Con Kolivas wrote:
On Fri, 6 Jan 2006 11:02 am, Peter Williams wrote:
Con Kolivas wrote:
On Fri, 6 Jan 2006 10:13 am, Peter Williams wrote:
If the plugsched patches were included in -mm we could get wider testing
of alternative scheduling mechanisms. But I think it will take a lot of
testing of the new schedulers to allay fears that they may introduce new
problems of their own.
When I first generated plugsched and posted it to lkml for inclusion in
-mm it was blocked as having no chance of being included by both Ingo and
Linus and I doubt they've changed their position since then. As you're
well aware this is why I gave up working on it and let you maintain it
since then. Obviously I thought it was a useful feature or I wouldn't
have worked on it.
I've put a lot of effort into reducing code duplication and reducing the
size of the interface and making it completely orthogonal to load
balancing so I'm hopeful (perhaps mistakenly) that this makes it more
acceptable (at least in -mm).
The objection was to dilution of developer effort towards one cpu scheduler to
rule them all.
I think that I've partially addressed that objection by narrowing the
focus of the alternative schedulers so that the dilution of effort is
reduced. The dichotomy between the dual array schedulers (ingosched and
nicksched) and the single array schedulers (staircase and the SPA
schedulers) is the main stumbling block to narrowing the focus further.

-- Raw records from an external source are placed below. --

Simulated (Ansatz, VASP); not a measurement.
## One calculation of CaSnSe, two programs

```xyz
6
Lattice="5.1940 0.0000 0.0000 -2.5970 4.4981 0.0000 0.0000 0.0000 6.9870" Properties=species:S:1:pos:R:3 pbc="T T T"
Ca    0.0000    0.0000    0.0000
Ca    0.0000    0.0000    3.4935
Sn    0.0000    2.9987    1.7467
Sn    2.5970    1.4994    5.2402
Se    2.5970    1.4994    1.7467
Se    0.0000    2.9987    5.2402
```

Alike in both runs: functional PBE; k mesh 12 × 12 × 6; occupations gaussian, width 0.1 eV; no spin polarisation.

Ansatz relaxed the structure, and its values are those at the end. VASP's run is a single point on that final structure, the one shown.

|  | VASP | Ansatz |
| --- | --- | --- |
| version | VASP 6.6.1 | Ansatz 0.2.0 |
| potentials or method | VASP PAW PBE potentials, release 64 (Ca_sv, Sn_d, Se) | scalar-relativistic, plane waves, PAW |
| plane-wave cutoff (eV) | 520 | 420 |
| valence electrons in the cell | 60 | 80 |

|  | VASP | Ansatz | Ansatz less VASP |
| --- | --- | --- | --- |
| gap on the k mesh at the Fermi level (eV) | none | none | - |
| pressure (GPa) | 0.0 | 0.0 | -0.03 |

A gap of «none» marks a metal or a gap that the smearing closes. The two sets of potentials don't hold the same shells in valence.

Linus' objection was against specialisation - he preferred one
cpu scheduler that could do everything rather than unique cpu schedulers for
NUMA, SMP, UP, embedded...
kernbench results show that the penalties for an all purpose scheduler
aren't very big so it's probably not a bad philosophy. In spite of this
I think specialization is worth pursuing if it can be achieved with very
small configurable differences to the mechanism. If the configuration
change can be done at boot time or on a running system then it's even
better e.g. your "compute" switch in staircase.
Each approach has its own arguments and there
isn't much point bringing them up again. We shall use Linux as the
"steamroller to crack a nut" no matter what that nut is.
Even if plugsched has no hope of getting into the mainline kernel, I see
it as a useful tool for the practical evaluation of the various
approaches. If it could go into -mm for a while this evaluation could
be more widespread.
In it's current state it should not interfere with other scheduling
related development such as the load balancing changes, cpusets etc.
My testing shows that there's no observable difference in performance
between a stock kernel and plugsched with ingosched selected at the
total system level (although micro benchmarking may show slight
increases in individual operations).
I could find no difference either, but IA64 which does not cope with
indirection well would probably suffer a demonstrable performance hit I have
been told.
I wasn't aware of that.
I do not have access to such hardware.
Nor do I.
Peter
--
Peter Williams [email protected]
"Learning, n. The kind of ignorance distinguishing the studious."